Ferndale History
The site of the City of Ferndale was originally known to the Lummi Indians as Te-tas-um. Early white settlers called the area near the Nooksack River the
lower crossing to distinguish it from the principal crossing of the river at Everson.
Billy Clark, a Texan who came to the northwest during the Gold Rush, was the first resident of Ferndale. He lived here with his wife and family for over a decade.
When Billy sought to prove the ownership of his property, he was stunned to learn that he could not. Some years earlier, he had relinquished his American citizenship in order to be employed at the Hudson Bay Company at Fort Langley, Canada. Therefore, because he was now an English citizen, Billy Clark was not eligible to claim title to the property. He sought help from an old friend, Darius Rogers, who was employed at the Bellingham Coal Mine. Rogers promptly filed claim to the 174 acre site, which made him the first legal owner of the property. Billy Clark eventually left and built a new homestead at East Sound on Orcas Island.
When Rogers secured his claim in 1882, there were only a few white neighbors; Thomas Barrett, who lived by the lake that bears his name, Thomas Wynn and John Tennant, both with Native American wives, and perhaps a dozen other settlers in the area.
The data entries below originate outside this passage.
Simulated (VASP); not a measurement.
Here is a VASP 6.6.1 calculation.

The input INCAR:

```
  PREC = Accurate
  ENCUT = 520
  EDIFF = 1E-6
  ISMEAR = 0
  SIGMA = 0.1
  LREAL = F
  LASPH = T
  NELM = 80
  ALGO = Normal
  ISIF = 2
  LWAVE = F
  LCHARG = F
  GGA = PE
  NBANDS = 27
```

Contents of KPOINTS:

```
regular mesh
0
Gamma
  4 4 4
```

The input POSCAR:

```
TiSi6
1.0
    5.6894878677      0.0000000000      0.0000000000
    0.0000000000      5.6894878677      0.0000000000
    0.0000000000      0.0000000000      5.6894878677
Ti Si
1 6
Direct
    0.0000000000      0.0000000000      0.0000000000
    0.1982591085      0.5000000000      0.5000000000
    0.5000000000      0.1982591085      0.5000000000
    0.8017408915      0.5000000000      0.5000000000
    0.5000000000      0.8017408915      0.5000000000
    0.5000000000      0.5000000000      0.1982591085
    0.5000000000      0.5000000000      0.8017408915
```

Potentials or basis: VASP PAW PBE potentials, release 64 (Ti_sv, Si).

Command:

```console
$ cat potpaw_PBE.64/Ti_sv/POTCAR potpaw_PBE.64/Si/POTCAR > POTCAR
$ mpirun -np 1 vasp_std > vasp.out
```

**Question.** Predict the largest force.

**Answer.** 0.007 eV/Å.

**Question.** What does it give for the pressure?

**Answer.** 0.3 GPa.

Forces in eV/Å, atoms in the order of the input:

John Tennant helped to organize the first school and establish the first church. Thomas Wynn established the first blacksmith shop and brought in the first wagon to the area. The settlement was now referred to as
Jam during this time due to a large log jam on the Nooksack River.
Most of the settlers of the area in the 1870s based their operations at locations near the river. There were no roads; meandering, muddy trails wound through the woods, and the people used the river as their highway.
The strength of resources for fishing and lumbering brought early settlers, many from Scandinavia. A multitude of small mills were built along the Nooksack and gradually the forests receded to reveal the fertile soil beneath. Agriculture soon became an important industry and has remained key to the area.
In 1884, the Northwest Diagonal Road was opened up to Ferndale, and connected up with a road that ran through Custer to Blaine. Wooden plank roads were also developed to aid in travel through the muddy terrain. In 1886, the Guide Meridian Road was opened, but Whatcom County remained rustic and isolated until 1893, when the Great Northern built its railway line across the western part of the County, through Ferndale, to Blaine, and on to Vancouver, British Columbia.
The city of Ferndale was also shaped by a number of other outside events. The Treaty of 1846, fixing the boundary between American and English soil, brought a large crew to survey the 49th parallel, clearing a 40 foot gap along the line. The San Francisco fire caused the price of lumber to skyrocket, which resulted in the building of the first sawmill in Bellingham. The Fraser River gold Rush of 1858 brought thousands of prospectors through the area, on what they hoped would be the road to wealth. The race to build a telegraph line to Europe via Seattle, Alaska, the Bering Sea and Asia dragged a trail across the County and left fragments of the Telegraph Road that still remain today. A generation ago, it was almost impossible to foresee that Ferndale would house the location of two large oil refineries, which process oil from Alaska and other continents. No less remarkable, is the fact that the shipment of Alumina from Australia brought Intalco Aluminum, once the County's largest employer.
Ferndale began its existence as a "town" under Washington law when it was incorporated in 1907.